When I came into the house from my field work on the following Monday evening I learned that two visitors from that church had brought some report of Sunday's doings, and the lady of the house greeted me with the words:- "We have heard the great thing you were doing yesterday", while the farmer himself said:- "I suppose there is no greater work a man can engage in than to preach the gospel".
As I returned to school for my second season, at the middle of October, it was too early for any others of the young people, and I therefore had a class standing all to myself; that gave me advantage of going ahead as fast as I wished, or worked for. I have found through the years that a man usually gets what he works for; and moreover water finds its level. It was the third morning of the week. I had arrived early, and the schoolmistress was alone. "What are you going to be?" she asked somewhat abruptly -- "a teacher, or a preacher?"

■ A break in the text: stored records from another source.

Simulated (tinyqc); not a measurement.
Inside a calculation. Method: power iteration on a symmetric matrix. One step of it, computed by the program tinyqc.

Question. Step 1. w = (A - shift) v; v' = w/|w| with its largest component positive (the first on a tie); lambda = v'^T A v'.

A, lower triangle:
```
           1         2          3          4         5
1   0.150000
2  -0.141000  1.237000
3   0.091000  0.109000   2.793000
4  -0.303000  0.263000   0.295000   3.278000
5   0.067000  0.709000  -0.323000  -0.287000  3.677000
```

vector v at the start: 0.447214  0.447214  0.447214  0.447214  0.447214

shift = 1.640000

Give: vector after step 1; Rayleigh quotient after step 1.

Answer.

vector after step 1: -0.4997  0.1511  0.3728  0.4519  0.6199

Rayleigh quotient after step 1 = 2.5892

"I think", I replied, "that I shall have to be a teacher first".
"That is what I have been thinking", she said; "and I want to help you as much as I can for the short time that I am to be here. I have only two more months -- my time expires at Christmas. And I have been mapping out a course for you -- I would advise you to aim higher than I did. I made a mistake by contenting myself with a Third Class Certificate. My advice to you is to attend the High School and gain at least a Second. Now, there is an examination on December fifteenth in the village High School building, and I want you to prepare for it. If you can pass, and I think you can, it will admit you to High School standing. I have the programme of studies required, and I shall be glad to give you all the help I can in preparing for the examination".
This was a surprise. It was in vain for me to protest my unattainments, and incompetency; my teacher was sure of the ground.
Thus it was that for two months, every spare minute of recess and the dinner hour, and sometimes for half an hour after school closing, Miss White listened to recitations in history, geography, literature, grammar, recitations of poetry, spellings and etymology of words, or suggested solutions of arithmetical problems, and on the afternoon preceding the day of examination she tested her pupil on an examination in the pages of chronology in Collier's History of England, and "That time he did not fail"; so I left the school house with her motherly blessing. There were but twenty candidates at the sittings. At least three weeks passed by before there was a reliable report of results. In the meantime there were rumours. Farmer H.J. one evening said he had seen the Secretary of the school board, and he had reported that only two had passed, and I was not in the list. I replied that if that was God's will it was alright.
One evening, some time later, I was reading the village newspaper when I came upon an innocent looking report of examinations for entrance to the High School -- a list of successful candidates. There were six names, and mine was number two. Without a word, I jumped from the floor towards the ceiling as high as my knees. "Why what's the matter?" exclaimed the farmer; "you act like a crazy man". "And why should I not? My name is there. I have passed the examination. I am number two". "Well, I thought you said you did not care". "Oh no. I said if it was God's will that I should not pass it was alright; but now it seems it is His will, and I am glad".
Teacher in the meantime was gone, and I am not sure that she ever heard of the result.
A new era had come to me. Here I was eligible for attendance at the village school; what should I do? How could I attend without a large sum of money? I was reminded at home that people in the village do not have "chores" to do. Quietly and calmly the good Spirit of my God wrought upon my mind and I was kept free from worry. Christmas came and passed, and I said nothing. Those around me looked on and wondered what might be passing in my brain. Gradually I came to a conclusion without human assistance -- I would continue at the country school where I could take up the same studies as in the village, and with the added advantage that I might be in a class by myself, and thus might forge ahead as fast as I pleased.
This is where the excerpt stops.